# Precalc week 8

This week in Precalc we continued with quadratic functions and analysing them to be able to graph them and how to use information given to interpret the equation to be able to graph it.

We started the week with a skills check.  When trying to graph an equation, you can look for clue in the equation that will indicate what quadrant the parabola is located in.  I learned that the function $y=x^2-5$ means that the parabola will be below 0 so near the bottom of the graph opening up.  When the function is $y=(x-3)^2$ it means the parabola will be in quadrant 1 and moved 3 units to the right.

In lesson 4.4, when learned how to analyse $y=a(x-p)^2+q$.  If $|a| \textgreater 1$, then it’s a stretch.  If $|a| \textless 1$ then its compressing.

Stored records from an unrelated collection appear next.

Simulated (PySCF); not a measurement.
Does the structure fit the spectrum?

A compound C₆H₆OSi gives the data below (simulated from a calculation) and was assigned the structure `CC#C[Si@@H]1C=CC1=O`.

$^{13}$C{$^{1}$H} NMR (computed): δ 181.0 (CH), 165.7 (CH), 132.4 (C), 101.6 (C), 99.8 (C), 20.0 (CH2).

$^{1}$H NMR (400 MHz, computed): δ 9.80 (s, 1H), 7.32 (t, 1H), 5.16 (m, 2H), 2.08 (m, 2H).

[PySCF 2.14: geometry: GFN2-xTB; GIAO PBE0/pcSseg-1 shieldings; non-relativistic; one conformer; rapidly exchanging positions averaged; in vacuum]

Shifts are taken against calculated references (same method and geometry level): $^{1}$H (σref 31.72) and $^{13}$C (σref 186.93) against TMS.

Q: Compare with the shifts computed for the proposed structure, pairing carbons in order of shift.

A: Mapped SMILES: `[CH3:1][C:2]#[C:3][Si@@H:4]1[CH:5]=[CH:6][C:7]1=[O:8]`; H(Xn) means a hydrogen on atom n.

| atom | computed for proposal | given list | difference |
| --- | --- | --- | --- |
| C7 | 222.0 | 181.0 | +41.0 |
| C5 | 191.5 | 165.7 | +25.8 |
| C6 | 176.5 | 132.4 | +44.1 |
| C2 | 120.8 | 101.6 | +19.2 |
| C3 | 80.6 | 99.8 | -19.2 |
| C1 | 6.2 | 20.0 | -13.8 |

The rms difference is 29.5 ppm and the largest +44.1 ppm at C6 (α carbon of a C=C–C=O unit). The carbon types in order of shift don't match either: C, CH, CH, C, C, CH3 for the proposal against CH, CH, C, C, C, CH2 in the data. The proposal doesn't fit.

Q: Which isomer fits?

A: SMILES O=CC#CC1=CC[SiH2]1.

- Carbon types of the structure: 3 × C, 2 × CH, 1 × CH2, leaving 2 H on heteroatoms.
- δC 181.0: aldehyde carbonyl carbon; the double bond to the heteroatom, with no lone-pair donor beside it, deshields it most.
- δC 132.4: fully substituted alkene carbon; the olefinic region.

We also learned that if you complete the square of a function, you will find the vertex.

Ex :

$y=x^2+8x+2$

$y=(x+4)^2-14$

Vertex = (-4, -14)

We also know that if provided with certain information about a graph, we can determine a variable such as A.

Ex :

Vertex : (-5, 2)

Y-int : -8

$-8=a(0+5)^2+2$

$-8 =25a+2$

$\frac{-2}{5} = a$

$y = \frac{-2}{5}(x+5)^2+2$